We went out for Indian food last night, great time and today I'm paying for it...why did I have to drink so much red wine? Soaked in the hot tub a bit and I'm trying to find some energy to write this proposal.
I have to go to the day job tomorrow, and tomorrow starts my marathon "I will write this book in two months" quest. I already set my cell phone ringer to "Mission Impossible."
Then I came across this terrific, inspiring post by PB Writer, who blogged on the realities of the writing life, and everything from how spending too much time on the internet in the wrong places can be a drain on your creative energy to the "rules" in writing.
One of my favorite parts:
"The more I learn about writing, the more knowledge I acquire, which translates into the practical energy I need when I try something new, or different, or risky. A small but significant drain on practical energy are running into the rule-makers.
These are people who have such a rigid attitude about some aspect of writing or the biz that they immediately instill doubt in you, especially if you're already doing something different.
Very often our writing instincts will throw up a warning flag about this sort of thing. If someone offers you an idea to try with your writing, you'll probably feel curious or interested. If someone tells you how you should be writing, you'll likely feel defensive or a sense of doubt.
To my knowledge no one has ever been named the absolute authority on writing. Until God appoints a paragon to this position, no one can tell you how you should be writing (including me.)
Another threat to your practical energy is when you compare yourself to other writers. You read a great book, but instead of enjoying it you compare your latest work to it and feel inadequate. Or, you see another writer you don't think is as talented as you are, but they're more successful than you've been. It all comes down to envy, the most efficient vampire in all of Publishing.
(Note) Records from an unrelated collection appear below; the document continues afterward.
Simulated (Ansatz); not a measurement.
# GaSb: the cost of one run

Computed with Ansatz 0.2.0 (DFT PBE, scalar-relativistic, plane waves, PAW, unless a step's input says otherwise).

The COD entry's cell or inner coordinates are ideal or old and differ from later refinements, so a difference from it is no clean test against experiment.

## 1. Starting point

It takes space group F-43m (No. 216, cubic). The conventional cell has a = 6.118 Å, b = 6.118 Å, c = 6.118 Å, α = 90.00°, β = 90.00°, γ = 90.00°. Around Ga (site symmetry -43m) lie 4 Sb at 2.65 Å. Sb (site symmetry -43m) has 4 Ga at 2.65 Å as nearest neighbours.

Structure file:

It's human nature to envy what we can't or don't have. It's why I've always wanted to be a tall blond -- because I've always envied my older sister, who is. In some cases, it drives us to achieve more with what we do. But in writers, envy is never a good thing. It poisons the joy you take in your work, and the satisfaction you feel for what you do accomplish. Nothing is ever good enough because someone else has more than you do.
I can't get rid of all the industry awards, the bestseller lists, or the blog traffic counters, so I'll give you the next best thing: narrow the field down to one. If you really want to compete with someone and have a chance at beating them, go look in the mirror. There's your competition looking back at you. That's the only writer you should be trying to beat. And when you do, you both win"
Click here to read the entire post. It's long but very much worth it and includes links to some great workshops she's hosted this week by other authors.
Thanks PB Writer!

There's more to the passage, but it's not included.